Guatemala, in the Sights of the Zetas

This is the second report on the penetration of Mexican drug cartels in Central America and the conditions that have permitted them, in this case in Guatemala.

In 2008, the president of the United Nations-created International Commission against Impunity in Guatemala (CICIG), Carlos Castresana, warned that if nothing was done to stop the penetration of Mexican drug cartels, in two years “they could take Guatemala City”.

Castresana, a renowned Spanish jurist, issued the warning to the Central American country in a press conference, in which he urged Guatemala to modernize their security system. Guatemala suffered civil wars throughout the second half of the 20th century that left 200,000 dead, and has not yet recovered economically or socially. Severe conditions of insecurity and poverty continue to plague the nation.

“The security system is a remnant of the 19th century, while organized crime operates with 21st century technology,” lamented the UN representative.

Castresana recommended that Guatemalan authorities construct maximum-security prisons and make changes to the justice system to take advantage of wire-tapping. He also warned that the Mexican Drug-Trafficking Organization known as the Zetas pose the greatest threat in Guatemala.

Less than two years later, Castresana became a victim of the poisonous climate that has taken over the highest Guatemalan political spheres. On June 8, 2010 he resigned, after accusing the then-recently appointed Guatemalan Attorney General, Conrado Reyes, of being in league with illegal organizations and hindering the fight against impunity after he dismantled the special CICIG prosecution team.

Rampant Insecurity

Guatemala is located in a region that suffers from one of the most unequal distributions of income in the world, comparable only to southern Africa or the Andean countries, according to the World Drug Report 2010, released by the United Nations Office on Drugs and Crime (UNODC).

Its provinces are key ports for drug traffickers, with great strategic value for drug trafficking. In particular, the mostly rural and indigenous department of Petén and the Department of Escuintla located in the Sierra Madres range are regions fought over by drug gangs. The report signaled that jungle landing strips there provide easy access to the Mexican border.

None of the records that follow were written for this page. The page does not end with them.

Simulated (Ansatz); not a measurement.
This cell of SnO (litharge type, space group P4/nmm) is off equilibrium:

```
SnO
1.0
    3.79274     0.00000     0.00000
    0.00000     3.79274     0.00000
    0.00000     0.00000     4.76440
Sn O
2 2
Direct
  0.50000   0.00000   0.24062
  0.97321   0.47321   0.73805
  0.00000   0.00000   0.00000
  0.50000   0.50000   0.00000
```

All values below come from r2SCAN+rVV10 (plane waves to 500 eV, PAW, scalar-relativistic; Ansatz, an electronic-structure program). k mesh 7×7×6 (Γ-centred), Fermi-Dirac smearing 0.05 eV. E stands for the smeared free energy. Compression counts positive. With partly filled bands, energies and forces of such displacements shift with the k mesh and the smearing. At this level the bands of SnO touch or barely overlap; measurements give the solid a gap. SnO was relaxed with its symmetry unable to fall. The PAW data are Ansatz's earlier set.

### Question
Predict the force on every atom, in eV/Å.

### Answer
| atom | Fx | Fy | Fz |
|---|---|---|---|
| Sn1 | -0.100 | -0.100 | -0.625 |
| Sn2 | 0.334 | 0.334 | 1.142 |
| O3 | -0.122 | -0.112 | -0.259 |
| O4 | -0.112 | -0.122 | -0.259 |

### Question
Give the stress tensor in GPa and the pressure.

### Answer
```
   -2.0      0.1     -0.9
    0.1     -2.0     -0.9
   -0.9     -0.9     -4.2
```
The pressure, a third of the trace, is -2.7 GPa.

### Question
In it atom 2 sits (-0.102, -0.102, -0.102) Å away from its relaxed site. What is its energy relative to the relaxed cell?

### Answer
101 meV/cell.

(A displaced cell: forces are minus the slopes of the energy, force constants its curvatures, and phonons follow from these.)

Crime is rampant in this Central American country. The Report on Crime and Development in Central America, published in 2007 by the UN Office on Drugs and Crime, cites a World Bank poll conducted among companies from 53 countries; the investigation reveals that in Guatemala businesses rate crime as the most significant obstacle to achieving development.

“Forty-two percent of Guatemalan companies polled reported direct losses from crime, compared to an unweighted global average of 25%, placing it fourth of the 53 countries in this regard,” the report notes.

Another discouraging fact: in another poll, the Guatemalan police are perceived as the most corrupt sector of the government.

Thirty-nine out of every 100 Guatemalans consider crime to be the most important issue to resolve, according to the 2005 Latinobarometer, an opinion poll of 17 Latin American countries including Guatemala.

Zetas and Kaibiles United

As in Honduras, Guatemala has suffered the increasing presence of the drug trade within its borders over the last few years.

In Guatemala, the Zetas have established criminal activities in many parts of the country. This notoriously brutal group made up the armed wing of the Gulf Cartel until a year ago, when they split from the Gulf Cartel to form their own Drug-Trafficking Organization under the command of the Mexican ex-military Heriberto Lazcano, “El Lazca”.

On April 23rd 2008, the Mexican news site Esmas reported that pirate radio stations were broadcasting announcements to recruit former Kaibiles, members of the old elite Guatemalan military guard, into the ranks of the cartels. The Kaibiles were founded in 1974 and received training from the U.S. government. Infamous for their cruel and bloody methods and anti-guerrilla tactics, they now constitute a coveted source of highly trained, disciplined and ruthless individuals for organized crime recruiters.  The Commission for Historical Clarification, established by the United Nations, has documented the numerous abuses of human rights carried out by the Kaibiles. Among other violations, its investigations concluded that Kaibil units participated in the slaughter of civilians, including in Las Dos Erres, in the province of Petén in 1982, which left 251 community members dead.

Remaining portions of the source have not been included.